The State Council, the highest authority in China, which met Wednesday, also urged local city authorities to apply price ceilings on newly constructed homes and projects.
A statement from the Council revealed that a taxation system was currently operating only in Shanghai and Chongqing at rates of between 0.5 per cent and 1.2 per cent.
The Council hoped to expand the current system to other cities as China’s urbanization keeps apace with its forecast 8 per cent GDP growth in 2013.
As Beijing strategists express optimism about the strengthening of the middle class and growth in wealth in rural areas there are fears that housing may not continue to be affordable.
In early January, the ministry of commerce’s data on domestic consumption and investment in China remained steady and helped maintain the momentum of China’s booming construction industry.
The growth in rural wealth is also due to China’s urbanisation policies; migrant workers have been able to pay more thanks to jobs on construction sites of emerging mid-size cities.
The Council’s statements on taxation this week are synonymous with earlier government efforts to narrow the income gap to ensure social justice and social harmony.
“We need to raise income levels of the poor and adjust taxes on the excessively wealthy,” the Council said in October 2012.
The Council’s statement follows up on the achievements of a task force established in October 2010 to study income distribution reforms.
According to recommendations from the National Development and Reform Commission, the ministry of finance and the ministry of human resources and social security, authorities launched a programme to “boost national incomes, deepen reforms on the income distribution system and enable people to share the country’s development achievements”.

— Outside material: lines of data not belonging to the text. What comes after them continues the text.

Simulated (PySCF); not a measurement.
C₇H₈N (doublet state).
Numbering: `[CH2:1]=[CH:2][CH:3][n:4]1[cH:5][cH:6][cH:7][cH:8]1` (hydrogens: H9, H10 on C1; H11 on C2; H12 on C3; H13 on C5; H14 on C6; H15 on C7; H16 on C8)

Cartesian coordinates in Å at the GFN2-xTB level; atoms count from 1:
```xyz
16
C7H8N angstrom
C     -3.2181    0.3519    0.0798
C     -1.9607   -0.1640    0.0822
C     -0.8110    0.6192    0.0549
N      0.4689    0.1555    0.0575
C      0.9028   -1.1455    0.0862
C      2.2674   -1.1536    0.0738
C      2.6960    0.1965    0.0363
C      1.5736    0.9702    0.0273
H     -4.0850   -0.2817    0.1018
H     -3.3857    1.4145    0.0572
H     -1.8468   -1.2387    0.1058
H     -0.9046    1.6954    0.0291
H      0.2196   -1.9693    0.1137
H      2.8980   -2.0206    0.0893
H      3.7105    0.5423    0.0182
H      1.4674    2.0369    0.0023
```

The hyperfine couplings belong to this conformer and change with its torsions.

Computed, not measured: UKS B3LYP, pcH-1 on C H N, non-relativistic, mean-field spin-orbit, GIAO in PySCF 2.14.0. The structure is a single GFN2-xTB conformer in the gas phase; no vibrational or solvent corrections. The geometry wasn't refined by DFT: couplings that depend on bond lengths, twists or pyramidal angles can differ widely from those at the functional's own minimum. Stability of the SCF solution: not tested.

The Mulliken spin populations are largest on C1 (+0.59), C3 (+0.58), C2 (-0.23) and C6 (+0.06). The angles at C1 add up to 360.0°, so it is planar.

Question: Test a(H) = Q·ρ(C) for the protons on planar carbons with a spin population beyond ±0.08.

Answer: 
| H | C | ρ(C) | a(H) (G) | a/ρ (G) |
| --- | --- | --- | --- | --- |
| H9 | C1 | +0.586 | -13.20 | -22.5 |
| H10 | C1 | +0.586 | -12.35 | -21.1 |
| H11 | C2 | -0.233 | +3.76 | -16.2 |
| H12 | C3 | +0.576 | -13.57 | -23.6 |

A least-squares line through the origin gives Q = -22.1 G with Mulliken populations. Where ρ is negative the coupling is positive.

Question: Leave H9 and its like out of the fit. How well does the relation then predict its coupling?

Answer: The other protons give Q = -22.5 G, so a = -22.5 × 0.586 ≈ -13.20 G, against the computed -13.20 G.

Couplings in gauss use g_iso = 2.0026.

Chinese officials say their goal is to double 2010 gross domestic output and per capita income for both urban and rural residents by 2020.
The government will also focus on enhancing and making more affordable low-income housing; a statement announced that 6.01 million affordable units had been completed with another 5.6 million having undergone renovation.
The State Council hopes to complete construction of a further 25 million low-income housing units by 2015 at a price of $37 billion.